Yes I sense and feel it with every cell in me as was the case last
Saturday. For example, I was standing against a mountain slope inspecting
the fruit of Euphorbia barnardii. Down below at a small village a sound
system was blaring out the latest pop hits. I could see young and old
sitting in the shade, letting the sound pump out all authentic thoughts
which they may have had. Not even my crazy exploring on that mountain
slope had any effect on them.

We have travelled past many thousands of destitute shacks during the whole
day. I have not seen a patch of vegetables growing at even one of them. I
have observed the perfect example of capitalistic consumerism, people
having to buy everything which they need, material and mental. When I
arrived back at home I was dead tired -- a kid could have knocked me over.
But I sat another three hours before I went to bed -- my mind was too
painfully awake of what I had observed the whole day. My dear wife had to
command me to sleep.

Yesterday I did not have the mental free energy to go to church as usual.
I think I am lying. I actually did not dare to go -- the sanctimoniousness
of us all would have been too much for me. When we stiffle the rituals
and lithurgy in the religious level of our spiritual life, can we
convincingly claim that we have pleased God Creator? I do not think so.

>And, you know At, for all the prestige of the people I
>'virtually' meet, here and elsewhere, attempting to
>cultivate seeing it as a more and more a developing
>whole, and increasingly clearly out of the mists of
>complexity I see that 'buzzy' inertia overcoming entire
>organisations, economies, nations.

I see it too, but here in Southern Africa it is still a trickle compared
to the stream needed. In my pessimistic moments I sometimes wonder if it
is more than a trickle elsewhere. Sometimes I wonder where learning would
be most effective, among those who have the material means to make a
difference or among those who have to make the difference without material

Take wholeness, for example. There is a "explicit" wholeness in the way
how organisations are developing, making them more powerful and richer by
the month. But when we look deeper into the "implicit" wholeness, do we
not shudder because of what we observe? Wholeness is necessary for health.
People healthy in spirit are smiling people. Look inside these
organisations. How many people in them are smiling?

>Let me own up to something. People like May frighten
>the living **** out of me.

They do not frighten me -- they are the ones who will make the difference.

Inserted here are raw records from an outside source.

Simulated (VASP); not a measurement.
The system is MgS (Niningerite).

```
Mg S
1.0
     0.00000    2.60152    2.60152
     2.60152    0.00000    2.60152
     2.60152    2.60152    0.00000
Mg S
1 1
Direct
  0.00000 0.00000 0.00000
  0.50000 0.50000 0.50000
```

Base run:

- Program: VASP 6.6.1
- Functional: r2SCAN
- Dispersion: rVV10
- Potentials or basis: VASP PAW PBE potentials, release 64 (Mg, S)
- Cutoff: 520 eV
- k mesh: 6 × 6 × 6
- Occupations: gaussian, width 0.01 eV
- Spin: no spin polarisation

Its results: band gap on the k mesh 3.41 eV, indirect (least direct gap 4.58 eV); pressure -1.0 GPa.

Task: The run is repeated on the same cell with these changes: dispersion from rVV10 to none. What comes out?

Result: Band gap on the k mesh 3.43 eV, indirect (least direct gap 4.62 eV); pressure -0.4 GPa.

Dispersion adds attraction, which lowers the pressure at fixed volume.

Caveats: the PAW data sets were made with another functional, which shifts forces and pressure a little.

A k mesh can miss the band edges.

What frightens me is that they may be too ignorant of the complexity
involved and thus will waste their valuable work. Like Jesus have said,
if we want to built a tower, then we will have to make sure what is needed
to complete it.

The problem is that adults ought to calculate the costs. But kids ought
not to. To destroy their innocence with our ignorance is so terrible that
it is better for us to bind rocks around our necks and commit suicide in
some deep river.

>Fromm identified five types of character within society
>and culture each and among them any society permits flex.
(SNIP, four characters)
>Then, as if for relief he identifies the Productive character,
>The "normal" person, capable of 'genuine' love attachments
>to others, demonstrating ..."man's ability to use his powers
>and to realise the potentialities inherent in him/her."
>Importantly Fromm locks self-love and love for others.
>Respect comes with it, for free!!! This genuine love implies,
>"care, respect, responsibility and knowledge." Not an
>affect(ation) but, "-an active striving for growth and
>happiness of the loved person rooted in ones own capacity
>to love."

Yes, one has authentic respect for something when one has created itself.
And to create it, one needs "entropy production" from below and love from
above as the push-pull pair in the most encompssing ordinate cyber loop
known to me.

I have reached the point where I recognise one and only one dialectical
pair -- constructive and destructive creativity. Only the fifth character
of Fromm is concerned with constructive creativity all the way. The others
slip up persistently in some definite aspect of creativity along the way.
Jesus' parable of the sower sowing seeds tells us a lot.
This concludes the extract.